Inside Higher Ed has some good information on further regulation that’s needed on the private loan industry. It seems the investigation conducted by New York Attorney General Andrew Cuomo (started by Elliot Spitzer before he became governor of New York) is prompting more insight into this industry, which boomed in the early part of this decade. A lot of the necessary changes were addressed by the Higher Education Opportunity Act passed by Congress this summer. There are two outstanding pieces of business:
Congress stopped short of embracing two major changes that advocates for students and many financial aid officers argued would truly protect students from being hamstrung by unnecessary private loan debt: (1) requiring college officials to “certify” that a student needs the money he or she is preparing to borrow from a private loan provider and (2) allowing borrowers to discharge private loan debt in bankruptcy. The first provision was strongly opposed by some lenders who provide loans directly to consumers, and the latter ran into significant opposition from senators who had little interest in reopening wholesale changes made to federal bankruptcy laws in 2005.
That’s right. If you go bankrupt with student loan debt, the government has afforded that debt the same protection (meaning you still have to pay it off) as child support and taxes. This seems to me like a major loophole in the legislation. No other industry gets such special protection. Why student loans? I would understand if it covered direct lending from the federal government, but it covers private loans from lending giants like Sallie Mae.

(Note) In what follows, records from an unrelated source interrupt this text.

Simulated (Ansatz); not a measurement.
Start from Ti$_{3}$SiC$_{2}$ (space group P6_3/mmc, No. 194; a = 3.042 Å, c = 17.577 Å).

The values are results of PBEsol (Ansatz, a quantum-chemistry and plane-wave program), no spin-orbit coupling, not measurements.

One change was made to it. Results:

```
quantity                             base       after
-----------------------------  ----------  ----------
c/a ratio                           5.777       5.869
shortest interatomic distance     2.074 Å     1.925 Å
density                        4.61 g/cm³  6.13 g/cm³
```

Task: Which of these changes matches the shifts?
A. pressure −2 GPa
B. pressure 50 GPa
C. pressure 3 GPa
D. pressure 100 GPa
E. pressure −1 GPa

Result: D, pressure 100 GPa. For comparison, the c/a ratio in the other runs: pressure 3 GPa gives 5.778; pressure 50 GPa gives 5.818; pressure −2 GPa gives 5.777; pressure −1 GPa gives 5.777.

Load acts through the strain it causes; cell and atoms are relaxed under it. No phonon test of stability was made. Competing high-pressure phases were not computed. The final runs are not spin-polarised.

UPDATE: Okay, so I seem to have gotten this a bit wrong, but that’s what we have post updates for, right? When you stop paying federal loans (these are the ones that come through after you fill out your federal aid application and will have names like Stafford), perhaps because you can’t afford to, the government still pays of almost all of the loan off. The government will still try to collect on that loan from you, though, and recover some of their costs. This was actually explained really well on the financial page in the New Yorker a while ago. It seems that private loans, though, while not reimbursed by the government if the borrower defaults never go away, even if you manage to go bankrupt and unable to pay off your debt. In other words, both federal and private loans aren’t something you can get rid of — even if you go bankrupt.